VQGAN+CLIP
NOTE
While VQGAN+CLIP has its own aesthetic, a newer, "better" algorithm named stable diffusion has been released to generate images from a sentence. You can find a tutorial for stable diffusion on this page
Generate Images from a text prompt
In this tutorial we will create images by typing text.
If you want to do this from your home you can use this colab: https://github.com/justin-bennington/somewhere-ml/blob/main/S2_GAN_Art_Generator_(VQGAN%2C_CLIP%2C_Guided_Diffusion).ipynb How to use it is described here: https://docs.google.com/document/d/1Lu7XPRKlNhBQjcKr8k8qRzUzbBW7kzxb5Vu72GMRn2E/edit
However, it is much faster to work on the computers at the Interaction Station, where we installed everything you need on the pc's in WH.02.110.
Step 1: Boot the PC to Ubuntu
We need to start the computer in the Linux Ubuntu Operating System, so when you start the computer keep an eye on the screen. When it lists some options, select "Ubuntu". If the computer starts Windows, you missed it. Just restart the computer and try again. When it starts Ubuntu and asks you for a login, select user "InteractionStation", and type the password "toegangstud"
Step 2: Start the conda environment in a terminal
Click the "Show appplications" icon in the bottom left of the screen and type "terminal" in the search box. Select the terminal icon that pops up. This will open a black window that will allow you to type commands. type the following:
cd MachineLearning/VQGAN_CLIP-Docker
and then
conda activate vqgan-clip
You are now ready to run things but first we must modify the configuration file to your wishes.
Step 3: Modify the configuration file
Click on the "Files" icon in the top left of the Ubuntu screen and navigate to MachineLearning - VQGAN_CLIP-Docker - configs. Now open the file called "local.json" Some of the things you can change here are a bit mysterious but let's have a look at some that are interesting to us for sure
prompts
Here you can type what image to generate.
For example:
“prompts”: [“Wild roses near a river”],
You can enter multiple text prompts like this:
“prompts”: [“Wild roses near a river”, “Giger”],
It is also possible to give weights to each text. All weights should add up to 100. e.g.:
“prompts”: [“Wild roses near a river:80”, “Giger:20”],
This will result in less Giger, and more Wild roses near a river
Choosing keywords wisely for your prompts can make a huge difference!
You can see this clearly from the grid posted here https://imgur.com/a/SnSIQRu
Image Prompts
You can also give the algorithm one or more image prompts. The computer will try to make images that are similar to the image prompts specified.

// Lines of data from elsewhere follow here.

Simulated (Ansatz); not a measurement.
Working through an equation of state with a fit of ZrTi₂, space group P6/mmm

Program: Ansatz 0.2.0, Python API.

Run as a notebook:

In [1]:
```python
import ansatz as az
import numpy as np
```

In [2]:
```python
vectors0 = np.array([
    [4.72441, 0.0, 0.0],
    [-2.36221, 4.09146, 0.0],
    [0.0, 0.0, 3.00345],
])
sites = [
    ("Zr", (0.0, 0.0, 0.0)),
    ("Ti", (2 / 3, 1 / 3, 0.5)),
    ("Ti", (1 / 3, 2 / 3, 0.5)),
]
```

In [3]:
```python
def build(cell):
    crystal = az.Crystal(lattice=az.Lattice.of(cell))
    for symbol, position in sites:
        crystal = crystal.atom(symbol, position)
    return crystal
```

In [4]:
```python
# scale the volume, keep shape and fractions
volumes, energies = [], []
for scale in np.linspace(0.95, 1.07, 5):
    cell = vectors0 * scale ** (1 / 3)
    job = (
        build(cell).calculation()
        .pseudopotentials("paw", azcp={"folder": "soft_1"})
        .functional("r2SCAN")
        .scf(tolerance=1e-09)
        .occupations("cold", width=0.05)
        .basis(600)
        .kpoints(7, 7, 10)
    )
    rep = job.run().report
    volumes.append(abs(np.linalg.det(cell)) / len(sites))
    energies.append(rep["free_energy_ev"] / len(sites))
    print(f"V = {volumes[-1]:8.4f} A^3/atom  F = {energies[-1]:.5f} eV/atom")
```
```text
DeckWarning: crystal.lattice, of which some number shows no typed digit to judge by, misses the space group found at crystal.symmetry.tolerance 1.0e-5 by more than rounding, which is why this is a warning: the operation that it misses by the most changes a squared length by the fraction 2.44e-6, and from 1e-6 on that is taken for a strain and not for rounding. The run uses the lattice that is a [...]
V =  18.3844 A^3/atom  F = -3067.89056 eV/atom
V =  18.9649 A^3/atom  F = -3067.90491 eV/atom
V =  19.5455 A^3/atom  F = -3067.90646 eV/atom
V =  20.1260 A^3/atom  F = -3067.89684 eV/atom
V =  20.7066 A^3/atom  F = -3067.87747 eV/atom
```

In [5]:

“image_prompts”:[“./hanhoogerbrugge.jpg”],
Copy the images that you use in the VQGAN-CLIP-Docker folder
This was generated after 250 iterations using prompt: "A drawing in the style of Giger" and the following image prompt:
Max Iterations
Here you specify how many steps to take. More iterations will lead to more detail, and will take longer to process. 250 is usually a nice number to see if it is going in a direction you like. The more iterations the more detail, but this will also take longer to process.
A low number can be nice if you also specify an init_image, and will function like style transfer.
“max_iterations”: 250,
Save frequency
This determines after how many steps the output image will be updated. So if you want to update your generated image after 50 steps put: “save_freq”: 50,
Size
Here you specify the resolution of the image you are generating. Currently on our computers this can be a maximum of 576 x 320. If you specify higher numbers the scripts will crash due to out of memory errors. “size”: [576, 320],
Init Image
You can specify an image to start from. This will give you some control of where things will be placed.
“init_image”: “./hanhoogerbrugge.jpg”,
Copy the images that you use in the VQGAN-CLIP-Docker folder
Init image with few "max_iterations" will result in sort of a style transfer
This was generated after 80 iteration with prompt "A drawing in the style of Giger", and the image below as init_image
Step 4: Save the configuration and start generating
Hit ctrl+s on the keyboard or click "save" in the top right of the window. Go to the terminal window and type the following command:
python3 -m scripts.generate -c ./configs/local.json
If all is well stuff comes =scrolling by as the program is moving along until it's done.
Step 5: Check the results
The final image will be saved in the folder named "outputs" in VQGAN-CLIP-Docker. Whatever you put in the "prompts" will be used to name the fil! In the folder "steps" you can find the image per iteration. In case you did a lot of steps, plz delete these!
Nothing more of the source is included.